Boonton High School
Advanced Placement Language and Composition
2020 Summer Reading Assignment
This assignment is due on the first day back to school. NO EXCEPTIONS! Please submit a hard copy of your writing assignments on this day. The Summer Reading/Writing Assignment is worth 15% of your first marking period grade. Should you have any questions, please contact Mrs. McBride at michelle.mcbride@boontonschools.org.
Assignment:
Much (but not all) of our reading next year will focus on non-fiction texts. For the AP Language and Composition summer assignment, you will need to choose a non-fiction reading book. Requirements for this non-fiction book:
The book needs to be at minimum high school reading level or above and should have 150 or more pages of text.
The book must consist of mainly text. It may not be a coffee table book, DIY book, Self-Help, Cook Book, or Encyclopedia.
The book must have been published within the last 15 years.
After you choose a book to read, you should annotate while you read. Proof of annotation must be clear. If you buy the book, you can write in it. If not, use Post-it notes to note-take. Your annotations should focus on the author’s purpose or central argument.
After reading and annotating your non-fiction piece, you will write a 5 paragraph essay (minimum 2 pages) based on the non-fiction book that you read over the summer. Your essay will be graded according to the attached AP Language rubric and will be due IN PRINTED FORM on the first day of school. Set up your paper according to the MLA guidelines (heading in top left corner, unique title, double-spaced, Times New Roman, 12 font).
Prompt:
Works of non-fiction, whether implicitly or explicitly, present an argument to the reader and support this argument with different types of evidence and rhetorical techniques. Using your selected non-fiction piece, briefly identify the work’s central argument. Then, analyze the evidence and techniques the author uses to support his or her argument. Finally, in the conclusion, evaluate the argument as a whole. Avoid summarizing the text and focus on analyzing and evaluating the evidence.

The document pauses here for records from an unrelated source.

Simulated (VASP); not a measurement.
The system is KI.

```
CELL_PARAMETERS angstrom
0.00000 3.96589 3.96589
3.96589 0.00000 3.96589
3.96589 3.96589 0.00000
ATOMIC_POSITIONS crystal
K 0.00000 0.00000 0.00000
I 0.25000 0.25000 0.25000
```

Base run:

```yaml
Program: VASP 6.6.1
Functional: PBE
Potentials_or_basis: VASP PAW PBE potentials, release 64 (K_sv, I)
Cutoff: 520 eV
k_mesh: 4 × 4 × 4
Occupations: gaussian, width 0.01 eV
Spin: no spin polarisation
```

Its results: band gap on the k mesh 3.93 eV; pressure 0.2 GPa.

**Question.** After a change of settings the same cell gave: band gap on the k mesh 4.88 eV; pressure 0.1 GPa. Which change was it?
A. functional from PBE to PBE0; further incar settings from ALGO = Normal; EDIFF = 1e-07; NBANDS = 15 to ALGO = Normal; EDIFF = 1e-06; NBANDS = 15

AP Language and Composition Essay Scoring Rubric
9=100 8=94 7=90 6=86 5=80 4=77 3=70 2=60 1=50
9 Excellent use of thoughtfully chosen, apt, and specific-to-the-text evidence: concrete details, references and quotes (10 or more). Response to the prompt is a convincing, insightful, perceptive commentary and interpretation, free of plot summary. Personal style is evident in pleasing sentence variety, vocabulary (precise and fresh diction); sentence structure is sophisticated; it has finesse, creativity without going too far. Ideas are expressed with clarity and skill; the paper addresses the what, the how, the why. Well-organized with careful development, excellent thesis, smooth transitions, sound sentence structure, uses literary present tense, no passive voice, no to-be verbs. The conclusion is an epiphany; the reader understands something perhaps never before considered. Virtually no errors exist in spelling, grammar usage, and mechanics.
8 All of the above, but perhaps the style of the student paper is not as evident. There are at least 8 or 9 quotes.
7 This paper has a few minor problems, fewer examples and quotes, but at least 6 or 7. It is less insightful, less developed than an 8/9; it may miss the why of the question. The conclusion is effective. The paper is still well-written, developed and analyzed. There is good control over sentence structure, diction and mechanics.
6 This is a safe paper, carefully done, but it needs more. It uses at least 5 quotes. More than a 5, less than a 7.
5 Superficial, obvious, vague details and quotes (4) from the text, but they are used correctly; commentary is generic, but there is some analysis. The conclusion is only adequate. The paper slips into passive voice or uses to-be verbs. No serious errors in spelling, grammar, usage, mechanics.
4 The supporting evidence of this paper is weak paraphrasing, vague and inaccurate. The analysis and commentary are misguided and unclear. There is plot summary instead of analysis. The writer uses a vague and predictable introductory paragraph and/or a repetitive and weak conclusion. Ideas drift off the topic or prompt. The answer restates the question. This paper lacks transitions. There is repetitive diction and/or awkward diction/vocabulary. The writer uses passive voice and to-be verbs excessively. The writer uses the past tense instead of the literary present. The writer does not imbed quotes. The paper is not minimum 2 pages typed.
3 This paper has weaker writing skills than a 4. It has less organization, more misinterpretations, inadequate development, serious omissions. Quotes are missing. The student uses contractions and/or a chatty, non-academic tone. The writer uses a negative and/or judgmental tone. The writer does not answer all the parts of the question.
There is no conclusion.
2 There are very few, if any, concrete details. Thesis is weak or non-existent. There are distracting errors in sentence structure, diction, spelling, grammar, usage, mechanics. The paper rambles because of a lack of control,organization, and/or development. The writer does not answer all the parts of the question. The paper is illegible.
1 This paper is unacceptably brief or incoherently long, full of mechanical errors. It misses the focus of the topic. The writer does not answer the question. The writer draws or writes silly/cynical things.